The race-based rants of Republican presidential candidate Donald Trump against the federal judge presiding over a fraud trial involving Trump University resurrects excrement flung at America's first federal judge of Hispanic origin 55-years ago.
Trump and his surrogates like Pastor Darrell Scott, claim rulings of U.S. District Court Judge Gonzalo Curiel that rile Trump result from Curiel's animus against Trump. That animus, Trump contends, arises directly from Curiel's Mexican-American ancestry.
Trump claims that Judge Curiel's ancestry automatically makes him an opponent of Trump's signature proposal to build a wall between Mexico and the United States to blunt illegal immigration.
Trump's unsubstantiated, race-based onslaught against Judge Curiel is reminiscent of the ancestry obsessed attacks directed against Reynaldo Garza, the distinguish Texas lawyer of Mexican-American heritage appointed to the federal bench in 1961 by President John F. Kennedy.
Garza was the only federal judge of Hispanic origin for nearly twenty-years until 1979 when President Jimmy Carter appointed additional federal judges of Hispanic ancestry.
"Individuals and groups perceived a Mexican-American Federal Judge as an interloper," law professor Mary Delores Guerra wrote in a 2013 law review article about federal judges of Hispanic ancestry.
Opponents of Garza, who served on both federal district and appellate courts, scrutinized his "actions and sought fodder to justify their discriminatory beliefs," Professor Guerra noted in that article.
Typical of Trump's thrust-without-proof style, his accusations against Curiel lack specific documentation of bias beyond Trump's unsubstantiated rant that Curiel's opposition to that proposed wall has triggered retaliation in the form of rulings against Trump. Judge Curiel was born in Indiana to parents born in Mexico.
Further, Trump's accusations against Curiel sidestep the fact that this jurist has presided over the Trump University fraud case long before Trump even announced his presidential campaign in June 2015 with a promise to build that wall and have "Mexico pay for it."

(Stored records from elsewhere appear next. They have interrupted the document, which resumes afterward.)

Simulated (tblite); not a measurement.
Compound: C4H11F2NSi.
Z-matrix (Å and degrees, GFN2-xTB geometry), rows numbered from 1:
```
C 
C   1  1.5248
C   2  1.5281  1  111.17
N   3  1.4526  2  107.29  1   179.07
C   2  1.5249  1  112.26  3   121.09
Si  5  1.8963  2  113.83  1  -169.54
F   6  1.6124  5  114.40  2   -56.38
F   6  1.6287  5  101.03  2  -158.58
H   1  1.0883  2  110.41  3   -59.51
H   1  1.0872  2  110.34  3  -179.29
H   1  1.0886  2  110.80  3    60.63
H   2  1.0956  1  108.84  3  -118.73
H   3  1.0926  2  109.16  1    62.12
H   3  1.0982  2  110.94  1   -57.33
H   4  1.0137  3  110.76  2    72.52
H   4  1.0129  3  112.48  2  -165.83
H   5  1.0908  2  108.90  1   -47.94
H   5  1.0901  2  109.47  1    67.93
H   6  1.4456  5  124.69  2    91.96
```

Federal law provides Trump with remedies if he thinks Judge Curiel is biased -- remedies that do not require the use of nakedly racist accusations.
But those legal remedies require that Trump provide solid proof of personal bias by the judge, not just Trump's unsubstantiated rants about alleged wrongdoing.
"A judge cannot be disqualified merely because he believes in upholding the law," a federal appeals court stated in a 1949 ruling against South Carolina officials then trying to block blacks from voting.
Explicit in Trump's rants against Curiel is the assertion that Mexican-Americans harbor hatred against Trump because of his proposal to build a wall. That assertion is as inaccurate as Trump proclaiming that all blacks oppose police brutality.
Trump surrogate Darrell Scott is not an outspoken opponent of police brutality like many black pastors in Cleveland, Ohio where Scott, an African-American, leads a mega-church.
Scott, for example, was virtually silent on the fatal shooting of 12-year-old Tamir Rice by a policeman in Cleveland, a homicide that elicited outrage nationwide.
Scott, like Trump, is an opponent of Black Lives Matters, a movement organized a few years ago that opposes abusive policing against blacks.